What are the different categories of missing data?

  • Missing Completely at Random (MCAR): If data is missing completely at random, there is nothing systemic about the missing values and it is probably safe to use a simple imputation technique such as the mean of the data or just exclude the observations with missing data entirely. Mathematically, it is assumed that the missing observations and the complete observations are drawn from the same underlying distribution. 
  • Missing at Random (MAR): In this category of missing data, it is no longer the case that the missing observations come from the same distribution as the complete observations. Thus, the missingness can be considered a function of an observed attribute within the data. For example, if a researcher at a university is using Gender and SAT Score to predict 1st Year GPA, and women are more likely to take the SAT than men, this data is considered the MAR case. As the missing data can introduce bias to the results, it might be necessary to adjust for the attribute that is believed to be correlated with the missingness. 
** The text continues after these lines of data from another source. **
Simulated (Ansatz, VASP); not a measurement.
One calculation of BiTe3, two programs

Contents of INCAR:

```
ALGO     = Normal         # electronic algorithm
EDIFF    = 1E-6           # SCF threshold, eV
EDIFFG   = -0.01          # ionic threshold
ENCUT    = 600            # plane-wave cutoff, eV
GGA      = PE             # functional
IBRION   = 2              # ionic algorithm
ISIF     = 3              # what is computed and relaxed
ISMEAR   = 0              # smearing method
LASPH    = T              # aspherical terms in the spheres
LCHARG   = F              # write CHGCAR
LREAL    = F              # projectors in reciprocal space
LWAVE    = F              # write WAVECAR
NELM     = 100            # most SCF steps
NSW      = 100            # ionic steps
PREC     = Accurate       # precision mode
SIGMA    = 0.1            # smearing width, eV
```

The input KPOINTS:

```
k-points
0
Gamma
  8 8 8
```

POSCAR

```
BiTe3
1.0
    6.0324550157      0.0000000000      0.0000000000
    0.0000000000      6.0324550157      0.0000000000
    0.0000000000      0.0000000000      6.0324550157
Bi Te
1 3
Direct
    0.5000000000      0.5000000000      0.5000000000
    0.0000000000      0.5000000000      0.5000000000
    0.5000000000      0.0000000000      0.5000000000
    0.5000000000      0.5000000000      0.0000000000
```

  • Missing Not at Random (MNAR): In this case, the missing data is believed to be systematically associated with data that is not observed or collected. In the example of predicting 1st Year GPA, if students from lower socioeconomic brackets were less likely to take the SAT, this would be an example of MNAR. Thus, it is possible that the missing data can bias any conclusions reached. However, there is no simple weighting adjustment that can be made to an independent variable that can undo the bias.